Scripture and 1900 years of Christian tradition taught -- not perfectly consistently, but pretty darn close -- the following propositions: (1) It can be just and proper for a civil government to execute a criminal, at least under certain circumstances. (2) One of the primary reasons for capital punishment is that murderer and other heinous criminals deserve this punishment. (3) It is laudable for a ruler to show mercy to a criminal and give them a sentence less than what they deserve, at least under some circumstances.
After the carnage of World War II, the movement against the death penalty grew in many quarters, including the Catholic Church.
In the 1990s, John Paul II clearly stated the following propositions in various writings, including the Catechism: (1) It can be just and proper for a civil government to execute a criminal, at least under certain circumstances. (2) Since killing -- even killing of criminals -- is not completely in conformity with the dignity of the human person, executions should be limited to circumstances where they are necessary to protect the populace. Today, since we have reliable prisons, the circumstances in which the death penalty is justified are "very rare, if practically nonexistent."
There's nothing improper about the application of Catholic doctrine being updated due to changing circumstances, and it's certainly true that modern prisons are very secure, and that wealthy societies can afford to put people in prison for life. So most people interpreted JP2's teaching as keeping the same doctrine, but adapting it to new circumstances; he clearly stated that in principle the death penalty would be permitted under (perhaps non-existent) circumstances. On the other hand, some argued that there's a doctrinal change here, since the old motive of retribution has been replaced with the new motive of protecting society.

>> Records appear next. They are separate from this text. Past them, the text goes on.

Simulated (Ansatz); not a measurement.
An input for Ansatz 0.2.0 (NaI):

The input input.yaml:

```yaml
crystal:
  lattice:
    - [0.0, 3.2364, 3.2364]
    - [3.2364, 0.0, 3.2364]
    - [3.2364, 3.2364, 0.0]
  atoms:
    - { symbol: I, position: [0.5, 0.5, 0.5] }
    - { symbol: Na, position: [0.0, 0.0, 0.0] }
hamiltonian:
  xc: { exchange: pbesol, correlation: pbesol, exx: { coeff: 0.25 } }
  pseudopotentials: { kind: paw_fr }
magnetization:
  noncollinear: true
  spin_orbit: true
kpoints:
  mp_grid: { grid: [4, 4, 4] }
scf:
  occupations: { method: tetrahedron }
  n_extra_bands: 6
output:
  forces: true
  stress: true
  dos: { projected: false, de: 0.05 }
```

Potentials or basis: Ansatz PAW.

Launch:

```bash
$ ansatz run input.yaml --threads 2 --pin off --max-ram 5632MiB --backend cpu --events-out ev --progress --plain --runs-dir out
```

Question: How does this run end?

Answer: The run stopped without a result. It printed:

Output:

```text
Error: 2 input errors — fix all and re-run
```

Pope Francis' change is significant, but perhaps a lesser change than JP2's. Francis puts greater emphasis on the dignity of the person, and then states that "the death penalty is inadmissible because it is an attack on the inviolability and dignity of the person."
As he has often done, Francis is using common language, not theologically precise language. The word "inadmissible" clearly means "never", not "very rarely". But "inadmissible" is not a traditional theological term, so it's very hard to parse what it means. (A) One interpretation is that Francis is just taking JP2's teaching a step further: the death penalty would be moral under certain conditions, but today those conditions never apply. (B) Another interpretation is that Francis is teaching that the death penalty is intrinsically immoral.
The latter would be far more problematic, because it would mean that God was wrong to give laws to Moses that involved the death penalty, and that for nineteen centuries the popes have been wrong to think that the death penalty is not intrinsically wrong.
In the paragraphs of the Catechism that Pope Francis has revised, there is support for each of these interpretations: it refers to changes in practical matters (safer prisons) and to changes in how we understand purely moral questions (we have recently become aware that "the dignity of the person is not lost even after the commission of very serious crimes").
Already, various theologians, pundits, and bishops have issued statements interpreting Francis' text as meaning A or as meaning B.
My guess is that some folks will ask Francis to clarify which of these he means, and he won't answer. Last time he released a highly contentious and apparently ambiguous document, four cardinals sent him a private letter begging for a clarification, and later made the letter public -- but he never clarified it.
During the previous controversy, many of Francis' defenders argued "He doesn't need to clarify this document, because it's not ambiguous -- it's clear to me that he means X." Others, equally sincerely, argued, "He doesn't need to clarify this document, because it's not ambiguous -- it's clear to me that he means Y."
It put me in mind of the argument between Kirk and Kor in Errand of Mercy:
KIRK: You're the ones who issued an ultimatum for us to withdraw from the disputed territories!
KOR: They're not disputed. They're clearly ours!
None of this is a problem for liberal Catholic theologians, because they don't believe that there are any "intrinsically" immoral acts or any "absolute" moral rules, nor do they believe that every single Law in the Torah was actually given by God. So they're sitting this debate out.
The fault lines of the current debate are between the centrists (whose views align with Francis'), the conservatives (whose views align with John Paul II and Benedict XVI), and the traditionalists (who reject significant portions of Vatican II and recent papal teachings). Until 2013, these groups were quite distinct. But some of Francis' teachings have scrambled the picture. In some ways, it's analogous to the American political realignments after 1945 and after 1989.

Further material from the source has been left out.